Shorting the Sports Shorts

06/21/2013 7:00 am EST


This stock has had a tremendous run, but competitive pressures may send it reeling, says David Mamos of Money Morning.

Under Armour (UA) is one of the fastest-growing brands, with a 60% share of a $3 billion market. A leader in synthetic performance apparel, the company has built its reputation by delivering high-quality, technologically advanced clothing that keep athletes cool, dry, and light.

More importantly, it has taken the current vogue generation by storm as something cool, cutting-edge, and a must-have for a "serious" athlete.

The good news for investors in Under Armour's financial results are quite astounding. First-quarter 2013 net revenues increased 23%, to $472 million from the year-ago quarter, and it is forecasting revenues of $2.21 billion for the current year-up 21%.

Under Armour is putting an emphasis on direct-to-consumer channels such as factory stores and e-commerce, with much higher margins than wholesale customers like Dick's Sporting Goods (DKS). In 2012, this segment accounted for 29% of revenues. But the company plans to open ten factory stores and up to two specialty stores in 2013.

It is following the typical pattern of many hot apparel brands: Fast growth, rapid distribution, product-line expansion, and direct-to-consumer stores. And Under Armour is about to embark on the next phases—international growth (currently 6% of sales) and new apparel categories. But it will face some of the most dominant names in sports apparel: Adidas and Nike (NKE), which gets 58% of its revenues from overseas.

Under Armour plans to open stores in Asia and Europe, while increasing its brand recognition through partnerships with popular sporting leagues.

Under Armour became the Olympic sponsor for USA Gymnastics through the 2020 games, giving it a global stage and increased brand awareness-specifically among women, who now account for only $400 million in sales, compared to $1.8 billion for men.
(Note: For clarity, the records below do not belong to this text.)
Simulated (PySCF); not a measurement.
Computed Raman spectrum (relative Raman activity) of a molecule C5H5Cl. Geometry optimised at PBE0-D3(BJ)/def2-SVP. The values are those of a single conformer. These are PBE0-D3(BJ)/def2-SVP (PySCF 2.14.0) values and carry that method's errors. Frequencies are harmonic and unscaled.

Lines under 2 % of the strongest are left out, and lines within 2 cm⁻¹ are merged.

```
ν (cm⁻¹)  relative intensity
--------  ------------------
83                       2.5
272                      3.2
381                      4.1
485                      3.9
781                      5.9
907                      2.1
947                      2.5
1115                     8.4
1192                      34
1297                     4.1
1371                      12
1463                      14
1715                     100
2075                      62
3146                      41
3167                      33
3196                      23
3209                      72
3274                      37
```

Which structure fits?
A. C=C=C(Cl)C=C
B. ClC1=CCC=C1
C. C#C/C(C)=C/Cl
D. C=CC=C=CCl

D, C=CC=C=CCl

Under Armour is also working to grow its footwear segment, where 2012 revenues were $238 million, but market share only 2%, compared to Nike's 60%. Under Armour is making a push into new shoe categories such as basketball and running.

My concern here is simple: Will the high-tech clothes translate into high-tech shoes, where Nike is still the forerunner? It may be that hot and popular apparel is just translating into hot and popular shoes, without any new technological superiority to them.

The next stage is to address the much larger market of active or casual wear—a tricky arena, since the category is led by the deep pockets of Nike, Adidas, and even Hanes' (HBI) Champion brand.

That's why if I were a holder of this stock, I would take my profits and "run."

The share price has gone from $6 in 2009 to all-time highs of over $63 today—a 950% run, and it's up over 30% year-to-date! It seems like a company built on the "cool" factor.

I'm not denying that Under Armour apparel is good quality, has better technology than competitors, has a great marketing team, and even looks good. I can even foresee a few quarters where this spruces sales further.

But here's a not-so-secret tidbit: The company touts its great technological innovations, but none of these innovations are patented. Anybody with deep pockets can swoop in and really put pressure on Under Armour's core business.

In the short term, Under Armour is a strong, vibrant, and cool brand that will attempt to carry that strength into the tough global environment. In the long term, though, I don't believe that technological advantage will hold, and Under Armour will have to rely on quality and value.

And no amount of sharp marketing can make me buy this one right now. I am a seller of Under Armour.